ENC624J600 may generate spurious interrupts when system is restarted
Because the ENC624J600 has no hardware reset input, spurious interrupts may be generated on a warm restart if the link state changes or packets are received. This may cause a Sad Mac or a System Error during early boot.
Workaround
Shut the Mac down fully and cold-boot it, or disconnect the ethernet cable before warm-restarting and only reconnect it after the driver has loaded.
If the system has crashed, the MacsBug command sm <base-address>+7f6e 1000;rb (where <base-address> is the card base address) will reset the ENC624J600 to put it into a safe state, and then reboot the system.
While I don't think this issue can be completely resolved without a hardware revision, it could be mitigated in software by resetting the chip during a clean shutdown. It won't help for the 'hit the reset button' case, but it'll be better than nothing.
We already reset the chip in response to a Close call on the driver, but the OS does not seem to ever close the driver, even at shutdown. An alternative would be to install a Shutdown Manager procedure to do the reset, but this would be a bit ugly as there is no mechanism to pass arguments to shutdown procedures.
Commit f1a081a has a Shutdown Manager procedure that resets the ENC624J600. It won't help with a reset after a crash, but it works for the "clean restart" case.
Resolved in CPLD-based glue logic for rev1 - interrupts are disabled until the ENC624J600 has been written to 3 times to indicate that the driver is in control.
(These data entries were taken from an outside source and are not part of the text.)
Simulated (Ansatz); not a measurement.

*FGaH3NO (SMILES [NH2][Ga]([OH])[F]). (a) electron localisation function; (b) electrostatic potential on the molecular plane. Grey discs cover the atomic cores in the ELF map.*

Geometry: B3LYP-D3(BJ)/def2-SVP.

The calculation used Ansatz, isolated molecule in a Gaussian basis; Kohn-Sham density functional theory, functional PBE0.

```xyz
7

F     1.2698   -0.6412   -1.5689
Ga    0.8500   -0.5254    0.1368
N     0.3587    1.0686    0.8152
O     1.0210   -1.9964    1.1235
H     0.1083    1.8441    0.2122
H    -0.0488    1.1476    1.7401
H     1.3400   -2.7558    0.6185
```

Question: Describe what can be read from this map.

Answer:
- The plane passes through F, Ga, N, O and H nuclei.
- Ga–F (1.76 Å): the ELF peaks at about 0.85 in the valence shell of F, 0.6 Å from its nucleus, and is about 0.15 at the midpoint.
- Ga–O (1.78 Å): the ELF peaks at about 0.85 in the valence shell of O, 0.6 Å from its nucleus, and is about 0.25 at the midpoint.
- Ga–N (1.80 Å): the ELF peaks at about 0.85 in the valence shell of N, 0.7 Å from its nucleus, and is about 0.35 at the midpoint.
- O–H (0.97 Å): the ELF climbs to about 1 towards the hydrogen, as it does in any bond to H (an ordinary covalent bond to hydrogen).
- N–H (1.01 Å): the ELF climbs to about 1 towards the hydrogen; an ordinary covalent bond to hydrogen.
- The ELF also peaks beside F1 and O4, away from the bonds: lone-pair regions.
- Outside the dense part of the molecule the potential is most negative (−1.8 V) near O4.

This did not work as planned - the memory test run by the driver causes enough activity to unmask interrupts🤦, and the shutdown-manager workaround does not work on System 6. Additionally, the lack of reset means that even when interrupts are masked, the ethernet chip is left in a 'running' state when booting into an environment that lacks a driver for it. This will cause it to continuously assert flow control once the receive buffer fills up, which is a bit un-neighborly.
Instead I'm working on a modified power supply arrangement that powers the ENC624J600 down on reset, and does not power it on until a positive action is taken by the driver to enable it. This will have the effect of power-on-resetting the chip at every reset, which is what we could have had all along if it had just had a reset pin.